New FCA Safeguarding Regime: How can firms prepare?

Published on: 02/03/2026 00:00

Financial Conduct Authority (FCA) issued PS25/12 and Approach Document V7 PSR2017 & EMR2011 for safeguarding of customer funds by Payment Firms effective from 7 May 2026.  

How should firms prepare for 7th May 2026?

Firms should be prepared for:

  • Annual Safeguarding Audit by a qualified auditor and submission of the audit reports to the FCA in prescribed form within set timeframes.  Firms will need to evidence comprehensive records prescribed under the new safeguarding regime for the full period to facilitate the audit 
  • Increased FCA regulatory scrutiny through monitoring & new monthly reporting requirements
  • Significant adverse findings or breaches may trigger supervisory or enforcement action.

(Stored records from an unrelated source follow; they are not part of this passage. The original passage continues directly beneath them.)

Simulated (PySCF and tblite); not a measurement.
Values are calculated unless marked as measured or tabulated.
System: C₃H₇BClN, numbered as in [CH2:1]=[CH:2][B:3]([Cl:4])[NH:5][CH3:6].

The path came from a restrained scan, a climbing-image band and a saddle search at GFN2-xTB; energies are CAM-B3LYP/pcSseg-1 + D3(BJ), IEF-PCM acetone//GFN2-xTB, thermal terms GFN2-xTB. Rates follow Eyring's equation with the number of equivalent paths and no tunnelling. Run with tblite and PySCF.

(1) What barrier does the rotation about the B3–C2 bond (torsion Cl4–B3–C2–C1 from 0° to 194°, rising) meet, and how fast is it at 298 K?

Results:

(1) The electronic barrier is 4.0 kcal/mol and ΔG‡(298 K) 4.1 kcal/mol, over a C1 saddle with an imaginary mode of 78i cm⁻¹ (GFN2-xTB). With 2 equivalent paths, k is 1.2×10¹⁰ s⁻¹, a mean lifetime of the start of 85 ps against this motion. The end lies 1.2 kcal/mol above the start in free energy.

To implement the new safeguarding requirements following actions will be required:


1. Governance Framework

  • Enhanced governance specific to safeguarding arrangements 
  • Appointment of key accountable senior manager

2. Segregation Reconciliation

  • At least daily reconciliation of all relevant accounts 
  • Maintenance of records and demonstrate audit trail

3. Resolution Pack

  • Pack with specific minimum criteria and thresholds
  • To be submitted on 48-hour notice from the FCA for inspection

4. Policies & Procedures

  • Update for compliance with new regime & Firm’s business model 
  • Subject to annual audit review

5. FCA Returns

  • Monthly FCA Returns with submission within 15 days 
  • Notification of breaches and errors in writing to the FCA

6. Unidentified funds

  • Record of unallocated & unidentified funds
  • Process to monitor ageing, timely action and audit trail

7. Risk Diversification

  • Effectively manage or introduce concentration risk 
  • Evidence the rationale and mitigation where limited diversification

8. 3rd Parties & Bank Letters

  • Enhancement to third-party due diligence processes 
  • Prescriptive requirements for annual bank letters

9. Insurance or Guarantees

  • Amendments to policy clauses to ensure compliance 
  • Operational and cost implications

10. Investments in Liquid Assets

  • Ensure asset selection aligns with new safeguarding requirements 
  • Demonstrate that arrangements effectively protect client funds adhering to liquidity, diversification & credit risk appetite

What are the key changes under the new FCA safeguarding regime?

Governance

Alongside general requirements, the new rules impose substantial governance obligations which include specific requirements:

  • Appointment of single senior personnel:  Person with sufficient authority to be responsible for Firm’s compliance with the safeguarding regime;
  • Oversight: The individual actively oversees & reports to the governing body;
  • Reporting:  The governing body must review formal reports at least annually; and
  • Record-Keeping: Maintain comprehensive records including resolution arrangements.
Impact:
  • The FCA’s Dear CEO letter of 3 February 2025, together with enhanced governance requirements signals increased scrutiny & accountability for safeguarding
  • Resulting regulatory obligations, combined with annual audits, require Firms to establish clear and robust safeguarding governance.  This may require a dedicated forum chaired by the responsible SMF and supported by key senior stakeholders
  • Firms should also implement a clear 3LOD model, with compliance and/or internal audit providing oversight of the safeguarding framework, alongside timely, accurate MI and integration into wider strategic and operational decision-making.

Reconciliation

The regime introduces prescriptive requirements for safeguarding reconciliation processes, including a minimum requirement of daily reconciliations.  Non-standard reconciliation methods may be used where appropriately documented and capable of meeting audit thresholds.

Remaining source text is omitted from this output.